When Steve Ballmer agreed to purchase the Los Angeles Clippers for a reported $US2 billion, many felt he was overpaying for the franchise simply because the team was a toy he wanted and he was willing to pay whatever it took to make that happen.
When comparing the sale price to the team’s revenues and EBITDA (earnings before interest, taxes, depreciation, and amortization), it does appear that Ballmer’s bid was completely out of whack with what others have paid for NBA teams in recent years.
Ballmer addressed this issue on “The Dan Patrick Show” when he was asked by Mike Florio if his purchase of the Clippers is an investment or “a personal thing.” His answer seems to suggest that he is content if the team is not a great financial investment.
“I have a passion for basketball. That’s why I made this investment. I want to run not just an excellent team but an excellent experience and an excellent business. If we run an excellent business we’ll be more excellent as a team, everything will kind of fit together well. I believe this will be a perfectly decent investment. If you were trying to strike it rich you might buy something else. I think most people think I paid certainly a premium price. But I don’t think it is going to be a bad investment. Certainly its got more earnings and its a lot cheaper than a lot of tech stocks you find these days.”

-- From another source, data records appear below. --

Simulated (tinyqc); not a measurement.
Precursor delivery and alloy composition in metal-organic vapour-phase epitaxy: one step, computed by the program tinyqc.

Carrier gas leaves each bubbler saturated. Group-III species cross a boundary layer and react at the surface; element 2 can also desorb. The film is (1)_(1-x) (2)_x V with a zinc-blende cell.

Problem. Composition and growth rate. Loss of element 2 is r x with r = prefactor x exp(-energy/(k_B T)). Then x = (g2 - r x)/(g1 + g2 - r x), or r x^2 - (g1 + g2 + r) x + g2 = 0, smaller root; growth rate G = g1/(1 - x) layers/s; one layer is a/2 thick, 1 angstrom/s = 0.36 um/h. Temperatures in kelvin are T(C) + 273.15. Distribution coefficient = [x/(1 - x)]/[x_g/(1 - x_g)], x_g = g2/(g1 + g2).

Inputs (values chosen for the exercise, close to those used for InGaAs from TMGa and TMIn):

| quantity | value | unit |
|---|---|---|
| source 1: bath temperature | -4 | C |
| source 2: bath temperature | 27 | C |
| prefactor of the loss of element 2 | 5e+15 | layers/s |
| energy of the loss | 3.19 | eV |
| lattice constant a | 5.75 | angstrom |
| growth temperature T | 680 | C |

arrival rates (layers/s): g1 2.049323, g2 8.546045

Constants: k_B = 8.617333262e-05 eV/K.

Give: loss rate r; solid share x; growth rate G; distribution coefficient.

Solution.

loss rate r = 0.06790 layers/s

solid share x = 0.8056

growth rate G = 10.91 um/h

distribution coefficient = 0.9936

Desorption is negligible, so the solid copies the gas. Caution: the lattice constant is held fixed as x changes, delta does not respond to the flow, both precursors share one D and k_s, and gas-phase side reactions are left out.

Ballmer went on to explain his love for sports goes way back but that basketball is his favourite.
“I was a football manager and a basketball statistician in college” Ballmer told Florio. “But first love for some reason I would say right now is basketball. Football is close behind. But this was the opportunity that really fired me up and got me going and I am delighted with it.”
Based on Ballmer’s performance at the Clippers’ rally, “fired up” might be an understatement.